|Professor Rick Marcus|
A few weeks ago, I had the pleasure of attending a Hastings College of the Law alum event where Diane Gibson, a prominent San Francisco litigator with Squire Sanders et al., and UC Hastings Professor Rick Marcus, presented, E-Discovery and Preservation. There was some good DRED news. For an alumnae event, this was very well attended. There were over 100 people who showed up because they were interested in learning about E-Discovery. The bad news was that when Professor Marcus, a principal drafter of the 2006 E-Discovery amendments to the Federal rules, polled the audience to find out who had heard of FRE 502 (critical for protecting privileged material from accidental disclosure) only myself and three others raised their hands. Scary! During the lecture and the Q&A afterword, we heard about many of the interesting E-Discovery and preservation issues, and what the Advisory Committee is considering for future amendments, but for me, the most important item was that Professor Marcus will, for the first time, be teaching Hasting's E-Discovery class in the spring of 2012.
I am looking forward to following up with Professor Marcus, to see how the class progresses from his initial course syllabus to the final exam. Based on my personal interactions and experiences with general counsel and attorneys, I think an E-Discovery course should be required for all law students and members of the bar. When he mentioned the new offering at the law school, and, especially considering the results of the FRE 502 poll, I thought "thank goodness." Still, I can not help but wonder how challenging it will be for Professor Marcus. The typical law case book does not change often and I am concerned that without a fairly deep discussion of the current technology employed, the E-Discovery law and techniques learned will be of short-term value.

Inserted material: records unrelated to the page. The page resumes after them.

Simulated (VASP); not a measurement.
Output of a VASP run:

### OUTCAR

It seems as though the Federal Rules of Civil Procedure get amended to keep up with technology, and before the ink is even dry on the amendments, technology innovation renders those rules, ambiguous at best. Remember a few years ago, when all the concern and debate was about what constituted "inaccessible data?" Technology has changed so now that discussion, if it were entertained, would be about easily accessed versus costly-to-access data. Inaccessible has been all but dropped from consideration and the California E-Discovery Act, specifically allows a Judge to require a litigant to produce the information, even if it is considered inaccessible. In all likelihood, practitioners and students are not going to bother discussing that subject. They will be far more worried about what to do with all the data coming in from Twitter and Facebook.
Another great example of law versus technology came from an audience comment. A retired attorney brought up the California rule that required Transit Authorities and certain government entities to keep all surveillance video tape, for 3 years. This rule was, of course, enacted into law during the days when an entity had only one camera and recorded the video to actual video tape. Today, an average bus has 10 to 12 digital hi-resolution cameras on board. For a Transit Authority to keep all "tape" from all cameras on hundreds of buses for even a year it would cost millions of dollars and probably require a special data warehousing structure. We can only wonder how long it will be before that law is updated? And, then, how long before technology advances render that new law obsolete as well?
If I described teaching E-Discovery technology to law students as a Sisyphusian challenge, it would not be adequate. To be appropriate the story would have to have the additional fact that every time Sisyphus rested, the boulder grew even bigger and heavier. Technology moves to Moore's law-processing power goes up and the price comes down. Technology innovation happens constantly and almost as quickly as the speed of thought. Government codes and case-law move and evolve slowly at best, and compared to technological innovation, at a glacial pace. Good luck Sisyphus and those poor attorneys and students who do not already understand quite a bit about technology. Mega-kudos to Hastings and Professor Marcus for recognizing the need for formal E-Discovery training and for getting started!